Seniors on a Roll

Volunteers use pedal power to help the elderly get out and about

By Maria M. Lameiras

cycling

COURTESY OF RICK MONK

When Rick Monk 94C was an Emory student, he found a bicycle in a house he lived in and started riding it to campus. Cycling became his primary mode of transportation. Now he’s giving that “wind in your hair” sensation back to people who can no longer pedal themselves.

In March 2016, Monk and a group of volunteers launched the Washington, D.C., chapter of Cycling without Age, a nonprofit organization started by Ole Kassow in Copenhagen, Denmark. An avid cyclist, Monk learned about the program from a TED Talk video and was inspired to reach out. Kassow connected Monk, an attorney who works with both for-profit and nonprofit organizations and businesses, with two other D.C.-based cyclists who were also interested. The trio spent several months fundraising the $10,000 needed to purchase one of the fully assembled, custom-made rickshaw bicycles designed for the organization.

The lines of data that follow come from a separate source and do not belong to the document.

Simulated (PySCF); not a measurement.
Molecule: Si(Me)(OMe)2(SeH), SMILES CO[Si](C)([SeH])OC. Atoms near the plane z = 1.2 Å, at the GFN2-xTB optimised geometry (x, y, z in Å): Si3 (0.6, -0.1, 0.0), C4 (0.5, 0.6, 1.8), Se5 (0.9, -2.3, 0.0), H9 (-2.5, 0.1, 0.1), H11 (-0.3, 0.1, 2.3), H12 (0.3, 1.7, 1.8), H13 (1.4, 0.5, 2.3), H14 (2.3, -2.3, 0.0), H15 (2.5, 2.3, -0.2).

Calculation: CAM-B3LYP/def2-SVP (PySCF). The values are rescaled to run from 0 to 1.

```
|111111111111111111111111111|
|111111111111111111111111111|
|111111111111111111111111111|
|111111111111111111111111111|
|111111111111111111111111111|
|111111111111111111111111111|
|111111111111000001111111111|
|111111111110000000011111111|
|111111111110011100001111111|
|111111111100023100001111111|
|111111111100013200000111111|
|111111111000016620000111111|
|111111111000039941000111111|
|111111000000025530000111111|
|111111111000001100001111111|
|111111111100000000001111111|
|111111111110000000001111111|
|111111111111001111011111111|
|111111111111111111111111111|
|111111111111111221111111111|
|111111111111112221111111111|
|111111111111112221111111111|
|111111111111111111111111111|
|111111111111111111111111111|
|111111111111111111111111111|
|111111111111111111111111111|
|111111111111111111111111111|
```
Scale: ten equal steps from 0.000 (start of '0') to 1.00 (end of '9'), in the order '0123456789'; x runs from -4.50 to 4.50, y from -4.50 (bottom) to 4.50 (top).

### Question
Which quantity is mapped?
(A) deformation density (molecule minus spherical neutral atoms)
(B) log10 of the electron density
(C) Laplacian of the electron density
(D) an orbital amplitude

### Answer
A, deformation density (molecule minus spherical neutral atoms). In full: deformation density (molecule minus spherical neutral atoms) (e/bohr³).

Cycling without Age works simply: Volunteers sign up to take elderly residents for leisurely bike rides so they can enjoy getting outdoors and interacting with the community. There are now more than 225 chapters around the world.

“It is amazing, the reactions people have,” Monk says. “They are either immediately enthusiastic or a little apprehensive, but once you get someone comfortable with the idea, they are surprised at how much fun it is."